Korean War: The First Jet-vs-Jet Air Battles
By Matt Bittner
Author: Patrick Branly
Publisher: Valiant Wings Publishing
ISBN #: 978-0-9930908-2-0
Binding: Softcover
Pages: 82
This Airframe Extra from Valiant Wings Publishing covers the Korean War. It starts out covering the generalites of why the war started and includes a look at both sides, again, in a general sense. The book is broken out thusly:
- History
- USAF and ROKAF Profiles
- MiG-15bis 1/72 Build
- Seafire FR Mk.47 1/72 Build
- USN Profiles
- F7F-3N Tigercat 1/48 Build
- Firefly FR Mk.4/5 1/48 Build
- Colour Reference
- NKAF Profiles
- F-86F Sabre Jet 1/32 Build
- RNAF Profiles
- RAAF/SAAF Profiles
While the first release under the Airframe Extra – D-Day to VE Day – gave a bulleted chronology of events, this title provides the chronology in prose form. It starts, naturally, with the invasion of South Korea by the North Koreans and goes from there. Due to the nature of the book it makes sense that only the most important parts of the war – especially those aviation-related – are presented.
Unfortunately I have a problem with the book. According to a sentence in the Foreward:
"Whether your interest lies in one set of combatants or both there should be plenty here to sow the seeds of modelling inspiration."

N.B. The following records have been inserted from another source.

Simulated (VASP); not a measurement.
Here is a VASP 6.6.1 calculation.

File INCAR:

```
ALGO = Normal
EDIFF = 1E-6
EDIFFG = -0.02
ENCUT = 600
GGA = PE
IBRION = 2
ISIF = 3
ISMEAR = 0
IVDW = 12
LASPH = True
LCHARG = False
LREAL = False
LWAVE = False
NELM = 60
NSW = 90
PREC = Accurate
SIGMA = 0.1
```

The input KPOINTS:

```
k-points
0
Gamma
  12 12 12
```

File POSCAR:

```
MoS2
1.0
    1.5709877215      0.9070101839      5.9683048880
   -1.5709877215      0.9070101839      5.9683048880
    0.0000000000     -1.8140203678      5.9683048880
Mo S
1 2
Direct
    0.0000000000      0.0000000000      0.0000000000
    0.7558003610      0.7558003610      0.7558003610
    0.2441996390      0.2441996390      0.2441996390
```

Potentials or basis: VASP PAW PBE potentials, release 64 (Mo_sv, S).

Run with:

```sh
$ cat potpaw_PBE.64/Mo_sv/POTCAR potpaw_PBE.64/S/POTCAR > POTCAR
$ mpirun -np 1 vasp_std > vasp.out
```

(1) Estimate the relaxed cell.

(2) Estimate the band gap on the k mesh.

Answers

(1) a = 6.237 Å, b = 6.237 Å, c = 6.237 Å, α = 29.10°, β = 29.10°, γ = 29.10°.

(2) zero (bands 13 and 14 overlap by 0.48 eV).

I couldn't disagree more. This is definitely a book written from the west's viewpoint as there is very little when it comes to any of the Communist side. Amongst the photographs presented in the book there are only two that are of NKAF (or any other Communist) aircraft. While you have a superlative build of the Eduard 1/72 MiG-15bis by expert modeler Libor Jekl there are only two pages of color profiles for the Communists and one of those pages is of a single MiG-15. In fact, of the five separate NKAF-profiled aircraft, three of them are MiG-15s. While it's true the MiG-15 played a large part in the air-to-air war, there were far more types than just this single-seat fighter. So aside from the MiG-15 build it's best to look elsewhere when wanting any type of history or modeling inspiration for "the other side" (but part of the problem, too, is that – as far as I know – there hasn't been much history written from "the other side").
And since I'm picking nits, I might as well point out another flaw in the history section of the book. According to the author the F-82G was:
"Made by linking a pair of P-51 fuselages via a short centre section..."
This fallacy has been out for quite some time but has been debunked years ago since the F-82 was a completely new design from North American for a specific mission.
However, the model builds are very well done and plenty of just-modeling inspiration can be gleaned, regardless of scale. All of the build articles have something that could further along your model making ability. So for those sections alone I can recommend this book.
I definitely thank Valiant Wings Publishing for sending this book to review.